PRE THOUGHT - IF YOU WANT
YOU CAN DENY ALL,( LIKE YOU DENIED GAGANDEEP ANOTHER NUMBER SAYING IT
WAS SANDEEP MAHAJAN 'S MAMAJI) ANY OF IT HAPPENED BUT WHO WILL
FIGHT YOUR CONSCIENCE.
I was Stood on the doorway
of the kitchen about to enter to ask if my help was required,
instead I heard something which froze me with unaccountable hurt "

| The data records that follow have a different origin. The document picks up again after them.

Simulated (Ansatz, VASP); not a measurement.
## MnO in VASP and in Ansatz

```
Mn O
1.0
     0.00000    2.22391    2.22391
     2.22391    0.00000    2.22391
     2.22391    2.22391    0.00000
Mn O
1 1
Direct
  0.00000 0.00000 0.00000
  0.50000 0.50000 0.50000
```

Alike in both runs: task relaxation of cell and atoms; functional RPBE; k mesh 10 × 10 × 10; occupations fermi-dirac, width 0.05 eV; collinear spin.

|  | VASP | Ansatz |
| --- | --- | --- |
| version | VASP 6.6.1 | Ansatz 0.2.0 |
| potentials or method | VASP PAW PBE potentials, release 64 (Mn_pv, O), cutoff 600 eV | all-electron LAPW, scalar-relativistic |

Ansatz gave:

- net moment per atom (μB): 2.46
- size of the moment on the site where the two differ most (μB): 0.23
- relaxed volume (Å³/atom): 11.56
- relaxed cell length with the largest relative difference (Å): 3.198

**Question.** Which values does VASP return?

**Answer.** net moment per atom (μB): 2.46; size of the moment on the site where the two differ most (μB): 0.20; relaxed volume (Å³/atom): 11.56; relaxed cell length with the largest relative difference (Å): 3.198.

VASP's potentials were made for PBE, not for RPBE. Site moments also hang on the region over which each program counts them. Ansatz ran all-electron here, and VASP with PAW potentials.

yehi hai who jiska Anshul ke saath tha, " said by a very close
friend whom me and my husband considered family. And the reply of
that comment gave me a momentary releif not realizing it was outright
degrading for me or any girl and especially when it was said by
another woman. Let me quote that "Anshul ka taste aisa nahi hai".
I forgot to mention we
were invited by the this couple for dinner since we were newly
married and it's a tradition/courtesy, and since our best friend
was close to them and us he was included too.
This was during the first
weeks of our marriage.
Anyhow at that moment, I
maintained my composure as much as I could without crying. But that
night I came home and cried my heart out silently, as I usually do
silentlywithout telling anyone why I am hurt. And kept on wondering
why would he think that about me, why didn't he speak to me or talk
to us or ask me about it, instead of talking about it to others. And
the bigger question was who told him this stupid lie or he fabricated
it himself, thinking about this my thoughts moved back to 2000 when
we all had passed out and were scattered around the country for newly
acquired jobs. Vinit(he is the one I dated and married), me and a
bunch of other friends decided to stay back in Hyderabad where we
cleared our professional college and continued to work there with the
jobs they were offered during campus intereview.
By mid of 2001 being
unsatisfied in his job Vinit decided to leave it and after 2-3 months
he shifted to Delhi unwillingly where the job market was bigger. He
was coaxed by me to leave for his better future and I promised I will
follow once he is settled. Did I forget mentioning my career was
flourishing much much better than I had expected initially. I was
making new contacts, knowing lots of people professionally. It was a
very fullfilling and natural high which I still yearn for. So this is
how I have a strong connection with Hyderabad.
So, when he left he
specifically brought his 2(one senior and one juniour) friends from
the same college and his hometown saying , these are my brothers you
will take care of them. So they would come eat what I used to cook.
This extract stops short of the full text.